Platform Strategy: 4x4, Torrenza, Trinity, and Raiden

It wouldn't be fair to completely ignore AMD Live!, as there was a fair amount of time spent talking about it. Unfortunately, AMD Live! is much like Intel's VIIV. That is to say, the "technology" is more of a suggestion about what components to include in computers built for a specific purpose in order to assist in the marketing of an idea. Certainly, the "computer as media center" idea isn't something new. Intel and AMD simply enabled the magic co-branding fairy to make end users feel all warm and squishy inside about their purchase. To be fair, mindshare is a large part of the game, and Centrino has served Intel very well on the mobile front (though I wish this early Centrino I've got had been a Pentium-M with onboard 802.11g).

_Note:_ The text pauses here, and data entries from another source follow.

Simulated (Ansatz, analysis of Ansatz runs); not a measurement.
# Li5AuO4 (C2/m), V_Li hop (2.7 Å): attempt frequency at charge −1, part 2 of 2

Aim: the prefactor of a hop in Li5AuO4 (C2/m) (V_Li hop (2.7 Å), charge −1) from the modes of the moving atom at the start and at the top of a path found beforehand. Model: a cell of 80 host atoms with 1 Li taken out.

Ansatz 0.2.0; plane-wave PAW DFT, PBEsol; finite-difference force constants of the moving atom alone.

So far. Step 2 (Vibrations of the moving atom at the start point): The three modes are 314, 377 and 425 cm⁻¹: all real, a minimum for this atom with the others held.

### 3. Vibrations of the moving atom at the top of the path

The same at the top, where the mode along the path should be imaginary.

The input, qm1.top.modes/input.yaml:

Moving on, there were some very high powered (as in power draw) announcements. First off, AMD is pushing a new high end enthusiast platform consisting of dual socket motherboards for dual core processors combined with quad GPU solutions. In an incredibly unoriginal moment of indiscretion, this platform has been dubbed 4x4. Uninspired, yet very appropriate: the platform will very likely be large, loud, and so power hungry we will need a gas powered generator to run it. That doesn't mean we wouldn't want to own a system. We just aren't sure we'd want to pay for it.

So, the first question we asked about 4x4 was: how much different is this than taking an off the shelf 2P board and dropping in a couple 2xx series Opteron processors with NVIDIA's quad SLI? Unfortunately, we haven't gotten any answer other than to say that there is something that makes it different. From what we understand, 4x4 will support unbuffered DIMMS (while Opterons still require registered memory), and the platform will be focused towards tweakable motherboards. We are looking into all the details. While the more power! kick is always interesting, we have to wonder if there will be any software in the near term that can really harness all this raw potential.

Stepping past the enthusiast platform, we have arguably the most exciting announcement of the day: Torrenza. Along with K8L, AMD plans on openly licensing it's (until now proprietary) coherent HyperTransport technology. At first glance, this may not seem exciting, but AMD is throwing in a little twist: HTX slots. These HTX slots will be standard interfaces connected directly to an AMD CPU's HyperTransport link. If both of these links are coherent, the device and the CPU will be able to communicate directly with each other with cache coherency. Because of this, latency can be reduced greatly over other buses as well, enabling hardware vendors to begin to create true coprocessor technology once again.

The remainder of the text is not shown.